Women still on the fringes: ZWRCN

Statistically speaking, women are still marginalised and measures should be put in place to correct gender imbalances, according to attendees of a gender stakeholder meeting held recently in Harare.

The majority of cross-border traders are women.
The majority of cross-border traders are women.

The Presidential Land Review Committee, set up to examine the impact and implementation of the 2000 land reform programme, noted that women did not benefit as much as their male counterparts.

Zimbabwe Women’s Resource Centre and Network reports that the accelerated land reform programme did not correct gender imbalances in land ownership, but focused on the ability not need, thereby disadvantaging women.

“Since 86% of women in the country live in the rural areas, where they depend on land for their livelihoods and families, women play a significant role in agriculture,” a representative from the organisation said.

Loans for women

Information from the Small Enterprises Development Corporation shows that women apply for loans in areas such as cross-border trading, general trading, vending, poultry and market gardening.

Economist, Floyd Kadete, said the loans revealed a discrepancy in terms of how women were socialized.

“They were made to think that these are ‘feminine’ areas and they think that they can sustain the pressure. It’s a stereotype and most women never thought they were marginalising themselves,” said Kadete. “Statistics show that most women are employed in the informal sector where labour segregation is rife. Most women in the informal economy concentrate on buying vegetables, sweets and clothing, and on cross-border trading. Men are involved in what has been termed ‘small to medium enterprises’ such as carpentry, welding, tailoring, construction and sculpture, which receive support from the Ministry of Small to Medium Enterprises as they are viewed as sustainable and profitable,” he said.

Information from ZWRCN also shows that women have been sidelined in politics and decision making as only 17% of House of Assembly representatives is female and there are only five female traditional chiefs.

Sociologist lecturer and social commentator, Pardon Taodzera, blamed the patriarchal system in Zimbabwe for the continued marginalisation of women.

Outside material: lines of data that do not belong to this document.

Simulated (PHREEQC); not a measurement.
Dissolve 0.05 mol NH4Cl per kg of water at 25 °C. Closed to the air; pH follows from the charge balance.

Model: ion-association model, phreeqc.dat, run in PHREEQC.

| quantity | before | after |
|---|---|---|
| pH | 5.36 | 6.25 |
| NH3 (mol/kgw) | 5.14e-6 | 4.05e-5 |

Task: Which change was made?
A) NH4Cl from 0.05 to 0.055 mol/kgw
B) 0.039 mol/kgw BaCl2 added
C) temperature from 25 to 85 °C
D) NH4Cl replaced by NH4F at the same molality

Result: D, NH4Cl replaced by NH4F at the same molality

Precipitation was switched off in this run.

“The persistence of gender inequalities is prescribed by tradition, culture and religion. Culturally, a woman is expected to be dependent, submissive, well-mannered, hard working and conservative while a man is expected to be the opposite,” he said.

Erratic implementation

Although a lot needs to be done to address gender based imbalances, the government made significant strides by passing laws such as Sex Disqualification Act which allowed women to hold public office, the Equal Pay legislation and the Labour Relations act. However, social commentators said the implementation of the laws had been erratic.